Creating ``bayes_spec`` Models
==============================

This step-by-step guide describes how to create a ``bayes_spec`` model.

Preliminary Steps
-----------------

Before we actually write any code, we must decide how we are going to *parameterize* the model. Things to decide first include:

* What are the spectral line data sets we aim to model? (Data specification)

* What physical conditions do we hope to infer? (Parameter specification)

* What other parameters might be important? (Hyperparameter specification)

* What is the relationship between those parameters and the data? (Likelihood specification)

In general, if you can write down the equations needed to *simulate* the given spectral line data, then you have everything you need to create a ``bayes_spec`` model.
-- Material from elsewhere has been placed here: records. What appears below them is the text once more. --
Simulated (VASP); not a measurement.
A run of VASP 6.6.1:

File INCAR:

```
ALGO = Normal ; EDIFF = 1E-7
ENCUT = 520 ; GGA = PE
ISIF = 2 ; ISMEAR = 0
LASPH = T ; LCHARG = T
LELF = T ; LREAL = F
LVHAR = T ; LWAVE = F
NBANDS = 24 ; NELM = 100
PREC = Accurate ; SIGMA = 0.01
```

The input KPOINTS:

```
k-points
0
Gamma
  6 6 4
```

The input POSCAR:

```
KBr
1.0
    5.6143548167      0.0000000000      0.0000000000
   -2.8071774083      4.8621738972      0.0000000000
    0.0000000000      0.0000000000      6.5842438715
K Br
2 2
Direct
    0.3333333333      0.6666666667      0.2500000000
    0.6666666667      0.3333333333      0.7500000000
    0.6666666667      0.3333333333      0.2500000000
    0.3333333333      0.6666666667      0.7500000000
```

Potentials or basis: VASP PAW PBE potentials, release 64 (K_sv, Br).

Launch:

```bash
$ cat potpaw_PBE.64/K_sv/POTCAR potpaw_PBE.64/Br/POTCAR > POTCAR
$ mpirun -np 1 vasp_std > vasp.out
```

For this guide, we will reproduce the ``GaussModel`` provided by ``bayes_spec``. Our spectral line data is some emission line brightness temperature versus velocity spectrum (data specification), our model parameters are the Gaussian parameters that define the emission line profile (parameter specification) as well as a polynomial baseline (hyperparameter specification), and the relationship between the parameters and the data is simply a Gaussian line profile shape.

We will call the Gaussian line profile parameters ``line_area``, the Gaussian line area, ``fwhm``, the Gaussian full-width at half-maximum line width, and ``velocity``, the line-center velocity. From these free parameters we can derive the Gaussian amplitude, ``amplitude``.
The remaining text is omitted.